Notice that he wants The Sound of Music.  That also makes me smile.  This guy who loves blowing up enemies in his PC games also likes The Sound of Music.  Of course, The Sound of Music has those nuns, and we know he has a fascination with nuns!  Those women nuns and their children – HaHa! 

I better wrap his gifts before he snoops around and finds them.  And put his list back where I got it – after all, he’ll want to start adding to it for Christmas after Tuesday is past.

The Opportunist

Last night I was saying my good nights to Aaron.  He was busy playing a game on his computer, so I went in his room to make sure his clothes were laid out for the next day.  I gave him a hug goodnight, and told him that I wanted him to do better tomorrow morning about getting off the computer to get ready to leave for his group. 

A few minutes later he was getting his bed ready for the night and I went back into his room to say goodnight one more time.  As I walked out he said, “Hey Mom!  If I get off the game good in the morning, can you give me some money?” 

Well, Aaron Daniel!  No!  I do NOT give you money for good behavior that’s expected of you!

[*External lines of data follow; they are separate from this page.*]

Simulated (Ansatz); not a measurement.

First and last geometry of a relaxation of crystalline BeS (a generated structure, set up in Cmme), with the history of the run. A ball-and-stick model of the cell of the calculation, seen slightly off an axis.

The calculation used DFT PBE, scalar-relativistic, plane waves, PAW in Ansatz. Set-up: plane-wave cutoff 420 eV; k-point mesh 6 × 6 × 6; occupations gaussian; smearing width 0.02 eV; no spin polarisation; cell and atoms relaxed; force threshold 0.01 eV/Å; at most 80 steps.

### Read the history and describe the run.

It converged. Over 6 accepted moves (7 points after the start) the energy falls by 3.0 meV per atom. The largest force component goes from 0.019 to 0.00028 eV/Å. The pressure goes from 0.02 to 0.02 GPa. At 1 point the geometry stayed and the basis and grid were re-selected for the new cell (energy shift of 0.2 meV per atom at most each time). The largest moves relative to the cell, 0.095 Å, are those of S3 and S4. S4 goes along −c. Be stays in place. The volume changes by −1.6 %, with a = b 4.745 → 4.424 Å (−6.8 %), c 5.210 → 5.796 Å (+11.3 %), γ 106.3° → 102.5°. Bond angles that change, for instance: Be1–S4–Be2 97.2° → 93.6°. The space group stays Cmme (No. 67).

And he replied, “Oh, come on.  Can’t we make a deal?” 

No deal, Aaron!

So this morning he did a very good job of leaving his game, getting his shower taken, and all his other morning expectations.  As I walked by the bathroom and saw him finishing up with brushing his teeth, I said, “Good job, Aaron!” 

He looked up and said, “Can I have a dollar?” 

I’m not sure yet if I should admire his opportunism or be a little worried. 

Lessons From the Stray Flower

It’s the time of year to call it quits – as far as my flower gardens, that is. My beds of beauty at this point on the calendar are mostly dead or dying beds of brownness. I had noticed for days that I really needed to buckle down and get it over with. All the areas that had once provided color and beauty were now dull and ugly. My flowers had done as well as they could during our history-making summer of stifling heat and drought. Now most of them looked spent. Not only tired and exhausted, but many of them positively dead. The garden would be lovelier without the dead growth, and our eyes would be pleased to look upon beds that were bare rather than beds that were full but wasted.

I gathered the tools that I needed for the job. Small pruning shears, large pruning shears, garden gloves, rake, broom, and my trash container. I walked out back to the two flower beds at our patio and got to work. I bent over and began clipping with the small pruners, being careful not to pull the perennials up by their roots. Hopefully next spring these once beautiful flowers will grow again if I leave their roots intact. I worked among the Black Eyed Susans, the Shasta Daisies, and the Garden Phlox first, snipping and cutting. The trash container was filling up fast, so I emptied it into the large trash can and came back to continue the cleaning. When I came to the Tiger Lilies, I grabbed the large shears and began whacking away at the tall, tough stalks. They fell over the area where once they had stood tall and regal in their bright orange blooms. I’d scoop them up, toss them in the container, and begin again with the pruning. Death was all around me. Everything that was once full of beauty was now only brown and crisp. Dust was puffing up around me, getting on my clothes and in my hair. It was a place of dryness, of has-beens and what used-to-be.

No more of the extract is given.